With reasonable verification, anyone confirmed to be a part of this breach should be given access to the data, if only for good will. It's a sad state to see that the recklessness (or incompetence) of one entity, and at that a private one, can quickly become a domino in a chain that ends in toppling a person's privacy.
They advertise themselves as having the most accurate data (why wouldn't they advertise themselves this way?) If so, the people it affects have a right to know, and it seems that they have the means to contact them and let them know.
It's not considering you a resident. The GDPR reads much closer to a declaration of a human right. For example:
Recital 14 - "The processing of personal data is designed to serve man; the principles and rules on the protection of individuals with regard to the processing of their personal data should, whatever the nationality or residence of natural persons, respect their fundamental rights and freedoms, notably their right to the protection of personal data"
Article 3 (2) - "This Regulation applies to the processing of personal data of data subjects who are in the Union"
This hasn't been tested, and each member state could prosecute differently, but it was certainly discussed and then structured in such a way to be a fundamental truth, and in my non-legal opinion (based mainly just on having read the majority of it) it would be interpreted as such by EU courts (ie, not member state courts)
Much more than just personal privacy. When CEOs, politicians, judges and generals use the internet too do you really want to be the guy/a company that gives them that call? The incentives are all messed up.

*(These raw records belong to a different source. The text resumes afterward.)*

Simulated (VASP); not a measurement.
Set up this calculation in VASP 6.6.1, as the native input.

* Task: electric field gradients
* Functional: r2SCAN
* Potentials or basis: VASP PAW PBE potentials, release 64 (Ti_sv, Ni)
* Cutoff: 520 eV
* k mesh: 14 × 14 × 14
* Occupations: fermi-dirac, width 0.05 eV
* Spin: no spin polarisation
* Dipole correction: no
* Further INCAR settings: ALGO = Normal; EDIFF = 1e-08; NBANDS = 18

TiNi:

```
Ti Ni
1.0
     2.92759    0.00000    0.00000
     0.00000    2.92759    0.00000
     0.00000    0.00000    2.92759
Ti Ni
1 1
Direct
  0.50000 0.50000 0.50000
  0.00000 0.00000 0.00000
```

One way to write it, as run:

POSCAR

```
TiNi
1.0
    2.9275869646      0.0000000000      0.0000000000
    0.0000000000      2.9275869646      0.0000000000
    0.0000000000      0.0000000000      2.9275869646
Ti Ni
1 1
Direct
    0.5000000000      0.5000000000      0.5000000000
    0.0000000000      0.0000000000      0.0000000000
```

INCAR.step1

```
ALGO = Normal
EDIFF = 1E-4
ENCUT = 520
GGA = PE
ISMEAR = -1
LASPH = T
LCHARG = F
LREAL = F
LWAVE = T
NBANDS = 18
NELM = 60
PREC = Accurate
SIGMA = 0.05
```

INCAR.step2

The only real strategy is to totally pollute the information with false and erroneous information, while also setting up ways to prevent tracking and fingerprinting and associating. I am somewhat surprised that someone has not yet really emerged as having developed a business model around assuring privacy. It could be dedicated routers with firewalls and built in VPN that also mask device names, combined with browsers and extensions that intentionally pollute browsing history and fingerprinting data, and sends bogus queries and also allows you to set policies for cookies in a little more user friendly manner to only retain specific cookies of specific domains, etc.
They advertise themselves as having the most accurate data (why wouldn't they advertise themselves this way?) If so, the people it affects have a right to know, and it seems that they have the means to contact them and let them know.